“Growing up is never easy. You hold on to things that were. You wonder what’s to come. But that night, I think we knew it was time to let go of what had been, and look ahead to what would be. Other days. New days. Days to come. The thing is, we didn’t have to hate each other for getting older. We just had to forgive ourselves… for growing up.” ~ The Wonder Years
It’s a big day when you learn you need braces, just ask Boy Wonder.
For a few years now we’ve been practicing the steps of the prepubescent dance his body is so hell-bent on discovering. First it was male body wash, followed by boxer briefs and deodorant. I’ll admit, the idea of parenting a budding man-child was bittersweet, if not a little exciting. My kid was growing up and world, I think I was really OK about it.
It became abundantly clear to both of us sometime during his 8th year on this planet that I was, in fact, the stupidest person ever. He knew more than I did because he believed he did. Right or wrong, it didn’t really matter. He would be right, I would be wrong. He would be cool, I would be uncool. He expected me to read his mind and I tried.

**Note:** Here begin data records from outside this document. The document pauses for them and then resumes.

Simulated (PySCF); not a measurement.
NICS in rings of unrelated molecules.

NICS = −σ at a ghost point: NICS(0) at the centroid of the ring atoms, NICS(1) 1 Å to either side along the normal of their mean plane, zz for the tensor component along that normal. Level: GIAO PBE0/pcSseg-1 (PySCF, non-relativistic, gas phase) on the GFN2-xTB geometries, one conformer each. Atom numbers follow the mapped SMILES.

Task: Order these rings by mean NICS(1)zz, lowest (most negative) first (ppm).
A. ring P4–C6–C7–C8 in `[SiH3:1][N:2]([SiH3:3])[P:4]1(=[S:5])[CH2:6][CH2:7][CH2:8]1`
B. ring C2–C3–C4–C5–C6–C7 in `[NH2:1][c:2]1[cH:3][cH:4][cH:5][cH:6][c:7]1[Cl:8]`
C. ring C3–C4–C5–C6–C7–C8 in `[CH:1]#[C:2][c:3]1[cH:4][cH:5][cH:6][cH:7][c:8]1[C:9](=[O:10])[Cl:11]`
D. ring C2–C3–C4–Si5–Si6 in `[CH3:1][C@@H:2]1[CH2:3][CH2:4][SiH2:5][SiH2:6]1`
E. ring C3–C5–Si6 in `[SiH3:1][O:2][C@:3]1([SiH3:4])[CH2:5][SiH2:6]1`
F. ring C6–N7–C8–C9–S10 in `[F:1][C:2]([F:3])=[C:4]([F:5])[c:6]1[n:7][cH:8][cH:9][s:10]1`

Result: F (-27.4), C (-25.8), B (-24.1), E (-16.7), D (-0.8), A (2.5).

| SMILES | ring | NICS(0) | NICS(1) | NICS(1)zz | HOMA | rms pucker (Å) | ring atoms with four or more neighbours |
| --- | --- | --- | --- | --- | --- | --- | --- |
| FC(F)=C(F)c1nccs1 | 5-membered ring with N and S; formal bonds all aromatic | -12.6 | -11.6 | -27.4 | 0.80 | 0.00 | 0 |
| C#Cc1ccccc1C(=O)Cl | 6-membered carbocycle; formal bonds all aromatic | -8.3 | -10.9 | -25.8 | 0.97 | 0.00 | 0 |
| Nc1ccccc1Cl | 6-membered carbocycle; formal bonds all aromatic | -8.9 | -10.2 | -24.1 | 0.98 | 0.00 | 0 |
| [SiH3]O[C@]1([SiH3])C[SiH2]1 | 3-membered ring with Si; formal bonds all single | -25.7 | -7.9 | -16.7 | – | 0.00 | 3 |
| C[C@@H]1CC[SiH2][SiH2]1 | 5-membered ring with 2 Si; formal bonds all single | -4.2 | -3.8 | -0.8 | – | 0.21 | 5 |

We danced the dance. We stumbled. He blamed me. I punished him. Thank you, prepubescence.
I learned not to take it personally. Sure, it took a few years. I may have even flipped him off in my mind a few times (sheesh, I said may have – relax). When I finally realized this fugly tween attitude was a direct result of Boy Wonder having one foot in childhood and other in adolescence, I began to not only understand, I began to remember.
This is a kid who still plays with Legos and watches Wonder Pets, all while mastering the art of sarcasm, innuendo, and inside jokes. He uses skin pads, for like acne and stuff, yet insists on being tucked in and prayed with at bedtime.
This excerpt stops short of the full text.